We’ve talked recently about the growing interest in house-swapping. That’s where two people agree to buy each other’s home at the same time, rather than deal with the stress of trying to buy one house while selling another. According to Time magazine, house-swapping has become increasingly popular during the economic downturn. In fact, while traditional real estate sales have been slow, a record number of homeowners are flocking to house-swapping websites that bill themselves as “real estate matchmakers.” For example, home-swap postings on Craigslist and OnlineHouseTrading.com have jumped 50% this year, while searches on the free website GoSwap.org have doubled in recent months.

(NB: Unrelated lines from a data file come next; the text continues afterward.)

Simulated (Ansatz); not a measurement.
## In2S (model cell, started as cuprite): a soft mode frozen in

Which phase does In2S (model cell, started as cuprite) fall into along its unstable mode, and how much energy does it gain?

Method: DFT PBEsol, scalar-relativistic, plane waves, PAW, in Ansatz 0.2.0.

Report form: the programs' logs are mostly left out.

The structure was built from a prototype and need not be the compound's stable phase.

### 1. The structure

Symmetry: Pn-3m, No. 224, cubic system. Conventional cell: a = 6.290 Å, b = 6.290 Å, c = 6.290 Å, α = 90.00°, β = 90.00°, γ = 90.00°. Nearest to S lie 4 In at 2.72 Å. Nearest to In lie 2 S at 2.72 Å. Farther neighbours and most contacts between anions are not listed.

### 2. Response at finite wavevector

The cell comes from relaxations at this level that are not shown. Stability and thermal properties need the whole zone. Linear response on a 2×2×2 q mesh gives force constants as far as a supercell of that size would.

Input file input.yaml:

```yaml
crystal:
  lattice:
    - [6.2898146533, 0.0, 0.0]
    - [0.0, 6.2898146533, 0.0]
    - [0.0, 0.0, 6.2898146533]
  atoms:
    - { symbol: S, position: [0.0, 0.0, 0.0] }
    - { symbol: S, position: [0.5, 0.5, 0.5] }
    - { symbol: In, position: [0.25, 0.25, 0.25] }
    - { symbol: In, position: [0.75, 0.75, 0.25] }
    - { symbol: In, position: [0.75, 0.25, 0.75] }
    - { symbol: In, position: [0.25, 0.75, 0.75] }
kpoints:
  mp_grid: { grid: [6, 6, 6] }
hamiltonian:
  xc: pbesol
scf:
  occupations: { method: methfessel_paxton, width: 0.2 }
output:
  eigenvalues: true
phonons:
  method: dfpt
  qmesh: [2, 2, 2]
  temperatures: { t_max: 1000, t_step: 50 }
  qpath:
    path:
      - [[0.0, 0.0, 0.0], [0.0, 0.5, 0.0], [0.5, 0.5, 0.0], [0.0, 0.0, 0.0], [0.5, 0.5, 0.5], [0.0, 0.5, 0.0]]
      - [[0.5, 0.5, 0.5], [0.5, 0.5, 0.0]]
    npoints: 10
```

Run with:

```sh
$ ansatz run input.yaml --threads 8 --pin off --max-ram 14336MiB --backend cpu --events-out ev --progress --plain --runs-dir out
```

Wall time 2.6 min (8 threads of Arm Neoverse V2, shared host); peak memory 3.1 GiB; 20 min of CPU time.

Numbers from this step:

House-swaps generally take place within the same town, but a growing number of swaps are now taking place in different states, or even different countries, as families pursue new job opportunities. Once two people have agreed to swap homes, the transaction unfolds like a normal real estate sale – with double the paperwork. Both sides have to be approved for loans, and both have to sign mortgages at the same time. That way neither person gets stuck paying for two houses. Also, if there’s a difference in price between the homes, the person buying the more valuable home will pay the difference.
So what are the drawbacks to house-swapping? Experts say there are virtually no tax advantages, and you’ll still have to pay closing costs. Also, the odds of finding your “dream home” are very slim. You basically have to walk into a swap transaction thinking either: “Yeah, I can work with this,” or “Sorry, I’ll pass.” House-swapping won’t be for everyone, but it can be a great way to sell your home after you’ve exhausted all other options. In fact, one couple in the Time article said they decided to swap only after waiting more than two years for a real estate agent to sell their home. After posting it on a swap website, it sold within three weeks.